When reassembled the saw will be used as a backup for my Startrite horizontal bandsaw. As such it will probably get less than 5 hours a month runtime. I dislike water-based flood coolants in that they always seem to stagnate and smell over time, make a mess on the shop floor, and require the machine to be disassembled and cleaned on a somewhat regular basis. For the limited use this machine will get I'm considering the use of a stick lubricant like Cut Ease, or a manual or automated spray mist system. Has anyone tried this, and if so, what were the results?
 

memphisjed

Stainless
Joined
Jan 21, 2019
Location
Memphis
Look at the blade charts. Most blades have speed feed for dry cutting. Usually about half speed feed. Hss blade so guessing 40 sfm or something.
 

LOTT

Cast Iron
Joined
Nov 28, 2016
Cold saws really do need coolant. We use Trim E206 and it can sit for a while without ill effects.
 

M. Moore

Titanium
Joined
Jun 8, 2007
Location
Vancouver Island, B.C. Canada
I have a Startrite horizontal bandsaw and it is a backup for my cold saws so it gets less than 1 hour use per month. Put coolant in and use the saw to cut everything that will fit in the vise, you will love the accurate cuts. You do have to change blades for different materials so you need a good supply of blades of different pitches.
 

john.k

Diamond
Joined
Dec 21, 2012
Location
Brisbane Qld Australia
..the main function of coolant is to wash the cut and blade clean of swarf...........if you cant stand sticky coolant,maybe try some sodium carbonate solution......enough soda to stop rust ,and thats it..........certainly no deposit when it dries.
 

gustafson

Diamond
Joined
Sep 4, 2002
Location
People's Republic
I use my manual slow speed cold saw very rarely. I have a spray bottle of my regular water based coolant hanging on the frame. Blade is more than a decade old.
So, yes you need coolant, but no you don't need floor coolant per se
 

michiganbuck

Diamond
Joined
Jun 28, 2012
Location
Mt Clemens, Michigan 48035
I have never done this but just thinking. With having a small air shot to blow away chips into a catch box , and then having an oil-charged rag wheel to wet the saw might be a solution to less oil splashing.
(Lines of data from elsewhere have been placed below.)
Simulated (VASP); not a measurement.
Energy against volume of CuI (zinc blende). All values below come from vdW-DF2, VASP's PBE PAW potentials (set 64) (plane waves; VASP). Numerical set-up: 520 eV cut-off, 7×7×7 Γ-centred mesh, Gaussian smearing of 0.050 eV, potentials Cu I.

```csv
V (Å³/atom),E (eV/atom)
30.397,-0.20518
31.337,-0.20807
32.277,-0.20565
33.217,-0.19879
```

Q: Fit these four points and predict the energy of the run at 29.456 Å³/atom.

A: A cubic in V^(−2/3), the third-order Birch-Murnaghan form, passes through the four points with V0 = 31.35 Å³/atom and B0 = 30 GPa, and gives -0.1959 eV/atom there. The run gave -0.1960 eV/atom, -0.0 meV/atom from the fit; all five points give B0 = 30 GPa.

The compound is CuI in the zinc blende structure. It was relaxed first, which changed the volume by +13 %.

QT: John K [enough soda to stop rust, and that's it] another thin good about soda water is that it is not a chemical that needs fancy disposal.
 

jbacc

Cast Iron
Joined
May 5, 2009
Location
New Jersey
I use my manual slow speed cold saw very rarely. I have a spray bottle of my regular water based coolant hanging on the frame. Blade is more than a decade old.
So, yes you need coolant, but no you don't need floor coolant per se

^^^^^^^^^^^^Exactly what I do!
 

Gumbydammit

Plastic
Joined
Mar 25, 2021
I have the exact same saw, and I use cooltool. It has been through two winters in an unheated space and no rust so far. The only issue I had, was I had to ad food grade antifreeze to the tank. So my two cents is to use coolant. I had to cut a couple of pieces dry... (coolant frozen) and the blade did NOT like it.

Cheers,
Gumby
 

M. Moore

Titanium
Joined
Jun 8, 2007
Location
Vancouver Island, B.C. Canada
The flood coolant, as the name suggests, keeps the blade cool as it is cutting. This is the main purpose, the second is to lubricate the cut, then clear swarf and chips. The heat generated is surprising.
I cut 3/4” x 4 hot rolled everyday ( among other sizes) and my blades last for months between sharpenings. If I did not use coolant it would probably be days.
You can definitely cut dry but the blades will not stay sharp for very long.
 

boslab

Titanium
Joined
Jan 6, 2007
Location
wales.uk
You can get solid wax stick blade lube from memory, it’s aluminium version is very attractive to rats I found ( I had a box of sticks under a bench in a lock up near a canal, the rats ate the sticks, and the bloody box and cleaned thier fangs on the box staples) it’s tallow!
Mark
 

projectnut

Stainless
Joined
Mar 4, 2006
Location
Wisconsin
You can get solid wax stick blade lube from memory, it’s aluminium version is very attractive to rats I found ( I had a box of sticks under a bench in a lock up near a canal, the rats ate the sticks, and the bloody box and cleaned thier fangs on the box staples) it’s tallow!
Mark

Here's the stuff I'm referring to:
https://agscompany.com/product/cut-ease-cutting-lubricant-stick-1-lb/

I have several sticks I bought to use on the bandsaw and power hacksaw. I use it most often when cutting large rounds of aluminum. The blade brush wasn't cleaning out the blade gullets very well so I tried rubbing a little on the blade just before the cut. It helps keep the swarf from packing into the gullets so the brush can clean them relatively well. I find it interesting that the manufacturer has no stock, but several retailers are selling it for up to $25.00 a tube.
 

MwTech Inc

Titanium
Joined
Feb 6, 2005
Location
Fishersville VA
You may find yourself using the cold saw more than you think, once you see the quality of cut......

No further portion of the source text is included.